Friday, January 16, 2009

Thing #3


"With so many online news sources, how do you find the ones that relate to you? Learn about blog search tools."

How to find your way through the labyrinth? -- for me, perhaps the most important factor has simply been total amount of time spent searching the web, using it, running into dead ends, and then successfully finding stuff I'm that interests me -- articles, bloggers, websites, listservs, RSS feeds, and other things that matter to me. Once you've found some sources that you like, they lead to more sources, and those lead to more, and so on.....

Serendipity plays a big part.

As far as subject specific searches goes, I like that Google will let you specify if you are looking for images, news, maps, etc. Haven't tried their blog search much, but will make a point to give it a try.

For folks taking a more academic approach, verification of a source is essential. Here's a guide from UC Berkeley on how to evaluate web pages. If you are just surfin' for fun, anything goes...you'll know after you've followed a feed for awhile whether or not it is worth your time.

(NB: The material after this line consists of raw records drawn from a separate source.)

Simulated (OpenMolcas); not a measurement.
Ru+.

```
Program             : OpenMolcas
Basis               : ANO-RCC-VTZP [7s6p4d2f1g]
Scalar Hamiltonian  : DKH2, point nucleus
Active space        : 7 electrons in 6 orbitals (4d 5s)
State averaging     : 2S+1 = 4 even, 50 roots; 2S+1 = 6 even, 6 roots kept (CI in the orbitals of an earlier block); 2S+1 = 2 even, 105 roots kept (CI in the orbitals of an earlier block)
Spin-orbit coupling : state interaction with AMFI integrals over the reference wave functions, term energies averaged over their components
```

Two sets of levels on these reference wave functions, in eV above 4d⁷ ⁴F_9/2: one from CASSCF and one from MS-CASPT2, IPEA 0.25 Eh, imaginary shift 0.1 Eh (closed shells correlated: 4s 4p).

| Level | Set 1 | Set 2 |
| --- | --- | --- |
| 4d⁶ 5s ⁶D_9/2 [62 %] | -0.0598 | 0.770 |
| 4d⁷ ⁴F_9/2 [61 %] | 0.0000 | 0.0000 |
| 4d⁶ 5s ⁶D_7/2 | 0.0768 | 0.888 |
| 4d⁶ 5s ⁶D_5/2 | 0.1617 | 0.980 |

It was back on March 15, 2006 (yes, I found my certificate of completetion and handouts), that I attended the NEFLIN "Library Blogs and Newsfeeds" workshop. I believe the entire class signed up for a Bloglines account that day. My account just sat there for awhile. Months, probably. It looked to me like one of those things I'd never use again -- then all of sudden I started adding some RSS feeds from blogs or news sources I read regularly, and pretty soon Bloglines was a page I was visiting every day. I'm up to 96 feeds now. If I'm not sure if a webpage has a feed, I put the URL into the Bloglines add subscription box, and it lets me know.

The feeds require pruning now and then. But I love Bloglines. In fact it might be the webpage I visit most often. It's easily in my top 5.

evernerve likes it too.

The NEFLIN class offered up a list of blog and RSS search engines but I can't find it right now. I think icerocket was one. Unless I am looking for something really blog-specific, I hardly ever use these.